[ENH] Display := when pretty printing ( [sm][et][er][cd] [approved] )

ducasse ducasse at iam.unibe.ch
Thu Oct 16 05:59:01 UTC 2003


On Jeudi, oct 16, 2003, at 02:02 Europe/Zurich, Richard A. O'Keefe 
wrote:

> 	You are right and I'm wrong.this was easy because I'm complete
> 	naive in this topic.
> 	
> I'm assuming this is sarcasm.
No it was not. ASCII seems to be really bad.

>
> 	My first name is spelled with an accent é so this is just now
> 	that I start to receive international mail, bills or email not
> 	written st&*phane.
>
> ISO 8859-1 is has been around for over 15 years, hasn't it?
> MS-DOS codepage 850 had all the ISO 8859-1 characters, just not in
> the same places.  (And Xerox were using the 16-bit XNS character set
> back in 1984, at least.)
>
> So it's taken _this_ look for people to catch on that ASCII's dead?
>
> 	So sure ASCII is bad.  Now Squeak can have a really fancy
> 	wonderful character set.
>
> I don't say "fancy".  In fact, when it comes to Unicode, I say
> "insanely complicated".  I don't say "wonderful", just "better than 
> ASCII".
> The important thing about Unicode is that it's *one* character set that
> the computing world is converging on.  Windows, MacOS, and UNIX all 
> support
> it.  Perl, Python, and even Tcl support it, not to mention Java, Ada, 
> C++,
> and C.  There are several editors out there that support Unicode, sam 
> and
> Yudit spring to mind.  XML is based on it.  It's the one character set 
> we
> _have_ to have if we're not going to have the Python folk sniggering 
> at us.

Ok I learned something.
Do yo mean (I just read some python doc and saw they have u"blal" for a 
unicode string.) that
their method source code in stored using unicode?
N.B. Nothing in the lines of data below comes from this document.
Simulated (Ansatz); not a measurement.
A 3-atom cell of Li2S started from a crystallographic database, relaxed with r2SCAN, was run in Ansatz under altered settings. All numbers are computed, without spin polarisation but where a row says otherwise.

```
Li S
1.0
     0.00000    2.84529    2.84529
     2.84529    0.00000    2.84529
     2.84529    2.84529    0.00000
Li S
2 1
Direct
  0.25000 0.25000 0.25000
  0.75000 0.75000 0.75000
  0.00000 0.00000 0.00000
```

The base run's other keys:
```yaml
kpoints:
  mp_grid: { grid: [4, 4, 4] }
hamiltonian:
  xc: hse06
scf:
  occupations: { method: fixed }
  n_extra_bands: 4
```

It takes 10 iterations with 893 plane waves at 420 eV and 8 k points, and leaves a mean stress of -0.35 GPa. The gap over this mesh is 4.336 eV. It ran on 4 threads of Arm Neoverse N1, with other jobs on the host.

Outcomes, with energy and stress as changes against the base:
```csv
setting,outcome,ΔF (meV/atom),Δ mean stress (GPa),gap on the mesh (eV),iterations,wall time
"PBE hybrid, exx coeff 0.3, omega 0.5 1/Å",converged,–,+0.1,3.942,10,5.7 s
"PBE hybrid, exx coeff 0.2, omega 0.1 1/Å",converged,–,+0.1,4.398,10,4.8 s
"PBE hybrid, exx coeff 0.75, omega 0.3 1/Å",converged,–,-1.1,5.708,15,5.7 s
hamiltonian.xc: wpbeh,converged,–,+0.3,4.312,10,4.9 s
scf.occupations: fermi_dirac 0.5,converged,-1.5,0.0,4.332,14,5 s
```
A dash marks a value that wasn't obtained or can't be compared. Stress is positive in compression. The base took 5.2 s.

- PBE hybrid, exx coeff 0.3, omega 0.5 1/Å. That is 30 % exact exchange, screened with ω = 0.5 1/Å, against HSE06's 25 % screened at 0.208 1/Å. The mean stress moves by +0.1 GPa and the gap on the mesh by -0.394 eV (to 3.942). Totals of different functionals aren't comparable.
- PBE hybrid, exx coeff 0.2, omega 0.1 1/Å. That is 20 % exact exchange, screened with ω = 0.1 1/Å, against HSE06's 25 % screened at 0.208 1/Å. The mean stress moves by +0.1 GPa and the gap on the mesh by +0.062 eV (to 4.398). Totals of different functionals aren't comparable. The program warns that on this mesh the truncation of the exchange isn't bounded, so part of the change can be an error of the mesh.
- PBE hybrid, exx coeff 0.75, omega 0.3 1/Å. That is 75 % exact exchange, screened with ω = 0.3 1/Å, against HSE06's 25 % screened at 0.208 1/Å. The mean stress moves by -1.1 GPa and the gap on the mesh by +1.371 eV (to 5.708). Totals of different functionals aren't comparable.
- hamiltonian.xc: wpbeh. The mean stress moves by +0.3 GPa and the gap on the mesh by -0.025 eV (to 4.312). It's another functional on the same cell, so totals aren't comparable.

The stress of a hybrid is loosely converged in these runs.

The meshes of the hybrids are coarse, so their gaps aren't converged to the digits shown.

So what is the path to go there?


>
> 	Three remarks:
> 	- My point that it should be consistent,
> 	
> I don't understand.  What should be consistent with what?

between fonts size, fonts, (you know that you do not get _ and <- 
depending where you are in which fonts, styles...)

>
> 	- Then I really wonder why Squeak that tries to be ANSI (you
> 	were the first one to claim that for initialize) is not ANSI
> 	with assignemnt.  This is fun to have different compatibility
> 	policy.  But I can live with that because I do not care about a
> 	bad standard.
> 	
> I'm having a bit of trouble parsing that, so I'll respond to what I
> _think_ you meant, fully aware that I could be quite wrong.
>
> The ANSI Smalltalk standard is flawed in a number of ways.  It looks as
> though nobody bothered to do any proof-reading at all.  It is sloppy; 
> it
> looks as though very little thought went into corner cases.  It is 
> verbose
> and occasionally vague, suffering from the ills common to informal
> specifications.  And it leaves a lot out.
>
> BUT it is the only standard we have, and the Smalltalk community is not
> so large that building artificial barriers is a good idea.
>
> The ANSI Smalltalk standard says that "_" is a character that is usable
> in identifiers.  I think this is a Good Thing and I would like Squeak 
> to
> support it.  The idea of putting space between words to make text much
> more readable was discovered about 500 years ago.  It's time Squeak 
> caught up.

I wonder what vendors pushed this bad idea. I think that this is really 
not a problem
and none of the current Smalltalk have method written that way and this 
would be a bad idea to start
this is been different for the sake of it. I prefer to see Squeak 
evolving for real change

>
> (Oddly enough, the S programming language used both _ and <- for 
> assignment.
> The 1.8.0 release of R has finally killed off the _ spelling of <- .)
>
> HOWEVER, while I think it is important that ANSI-compatible identifiers
> with underscores should be supported by Squeak, I *don't* want to lose
> the assignment arrow.  If Unicode didn't exist, I'd be suggesting that 
> we
> add the four arrows at code positions 31 (left arrow) 30 (up arrow)
> 29 (down arrow) and 28 (right arrow) -- it's no coincidence that Ctrl-_
> is 31 and Ctrl-^ is 30) -- to all the Squeak fonts.  Since Unicode does
> exist, U+2190 will do perfectly.  I want ALL THREE things supported:
> 	_	in identifiers (ANSI-compatible)
> 	:=	assignmentOperator (ANSI-compatible)
> 	U+2190	assignmentOperator (historic, readable)
>
Why not I would like to have the most compatible with the rest of the 
world
solution + consistency after I can use _ or := this is not the problem.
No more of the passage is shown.